Data transform in Apache Spark

In old time we used RDD methods such as map/reduce to format and transform data in Apache spark. Such as the following statement.

 scala> rdd.collect
res39: Array[String] = Array(apple, orange, apple, cherry, orange, apple)

scala> rdd.map((_,1)).reduceByKey(_+_).collect.sortBy(-_._2)
res40: Array[(String, Int)] = Array((apple,3), (orange,2), (cherry,1))

But in pratice today we most time use dataframe methods in Apache spark. Dataframe methods are flexible enough to transform data as well.

Given the following dataset which is a voting statistics for urban words.

Urban words dataset

After unzip, we could load it directly as dataframe into spark.

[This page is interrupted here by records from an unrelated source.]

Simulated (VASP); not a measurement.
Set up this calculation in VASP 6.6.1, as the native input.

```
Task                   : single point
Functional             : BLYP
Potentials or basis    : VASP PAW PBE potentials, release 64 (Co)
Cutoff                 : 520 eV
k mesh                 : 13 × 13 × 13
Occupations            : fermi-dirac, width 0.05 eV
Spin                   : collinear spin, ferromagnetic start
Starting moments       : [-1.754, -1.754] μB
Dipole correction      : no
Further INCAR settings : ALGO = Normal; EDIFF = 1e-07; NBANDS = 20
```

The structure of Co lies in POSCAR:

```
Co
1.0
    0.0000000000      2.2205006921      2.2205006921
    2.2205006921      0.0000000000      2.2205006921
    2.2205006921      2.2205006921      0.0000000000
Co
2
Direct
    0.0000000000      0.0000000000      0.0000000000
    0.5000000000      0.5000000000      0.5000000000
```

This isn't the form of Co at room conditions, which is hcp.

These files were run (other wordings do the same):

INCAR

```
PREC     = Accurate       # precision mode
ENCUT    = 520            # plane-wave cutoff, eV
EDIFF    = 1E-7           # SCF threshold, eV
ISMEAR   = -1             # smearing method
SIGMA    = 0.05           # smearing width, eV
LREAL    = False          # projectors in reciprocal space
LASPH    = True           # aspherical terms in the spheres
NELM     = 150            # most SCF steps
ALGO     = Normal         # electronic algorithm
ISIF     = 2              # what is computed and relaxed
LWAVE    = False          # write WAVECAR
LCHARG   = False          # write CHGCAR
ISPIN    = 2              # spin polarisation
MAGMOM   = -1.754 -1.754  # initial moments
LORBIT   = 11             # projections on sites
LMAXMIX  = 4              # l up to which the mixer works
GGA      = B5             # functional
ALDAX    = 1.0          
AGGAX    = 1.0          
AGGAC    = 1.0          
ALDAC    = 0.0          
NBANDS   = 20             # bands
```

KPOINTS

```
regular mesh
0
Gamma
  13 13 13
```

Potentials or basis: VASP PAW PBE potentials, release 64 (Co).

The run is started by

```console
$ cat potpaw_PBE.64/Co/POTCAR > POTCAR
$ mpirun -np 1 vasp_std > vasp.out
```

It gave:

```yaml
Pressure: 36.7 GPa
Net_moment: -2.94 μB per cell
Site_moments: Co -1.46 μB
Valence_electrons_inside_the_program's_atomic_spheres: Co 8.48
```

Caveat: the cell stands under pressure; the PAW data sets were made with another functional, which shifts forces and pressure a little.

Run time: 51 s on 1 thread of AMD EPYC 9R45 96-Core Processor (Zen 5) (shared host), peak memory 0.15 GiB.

 scala> val df = spark.read.option("inferSchema",true).option("header",true).csv("urbanwords.csv")
df: org.apache.spark.sql.DataFrame = [word_id: int, word: string ... 4 more fields]

Check the schema and count.

 scala> df.printSchema
root
|-- word_id: integer (nullable = true)
|-- word: string (nullable = true)
|-- up_votes: string (nullable = true)
|-- down_votes: string (nullable = true)
|-- author: string (nullable = true)
|-- definition: string (nullable = true)

scala> df.count
res41: Long = 2580925

As you see, all columns are string though we expect the columns "up_votes" and "down_votes" to be numeric. This is b/c there are many dirty data which we should filter out from the dataset.

Let's write this statement to filter the dirty data. We should have numeric data in those two columns.

 scala> val df2 = df.filter($"up_votes".rlike("^[0-9]+$")).filter($"down_votes".rlike("^[0-9]+$"))

And, we should transform data types for two columns into numeric.

 scala> val df3 = df2.withColumn("up_votes",$"up_votes".cast("int")).withColumn("down_votes",$"down_votes".cast("int"))

We have clean data and correct types in dataframe object "df3". Let's check it.

 scala> df3.printSchema
root
|-- word_id: integer (nullable = true)
|-- word: string (nullable = true)
|-- up_votes: integer (nullable = true)
|-- down_votes: integer (nullable = true)
|-- author: string (nullable = true)
|-- definition: string (nullable = true)

You can see types for "up_votes" and "down_votes" are "integer" for which we can aggregate in spark.

 scala> df3.groupBy("word").agg(max("up_votes").alias("max_up"),max("down_votes").alias("max_down") ).orderBy(desc("max_up")).show()
+---------+------+--------+
| word|max_up|max_down|
+---------+------+--------+
| sex|289002| 79134|
|cartossin|270206| 100377|
| hipster|182625| 42696|
| nigger|110245| 25614|
| slut| 94894| 19969|
| love| 94664| 23548|
| woody| 91820| 1024|
|Gate Rape| 79211| 9214|
| Pussy| 73146| 27388|
| Emo| 70992| 27893|
| cunt| 67451| 21808|
| fuck| 66250| 20306|
| Penis| 60686| 31492|
| nigga| 59844| 16572|
| SWAG| 59732| 30924|
| Blowjob| 56248| 24977|
| muslim| 54053| 21358|
| feminist| 53773| 14376|
| vagina| 53368| 10885|
| emo| 49492| 25112|
+---------+------+--------+
only showing top 20 rows

The statement above group the dataset by "word", get the max numbers for "up_votes" and "down_votes", output the result after ordering.

Now we have cleaned and transformed the data and aggregate them to get the statistics reports in Apache spark.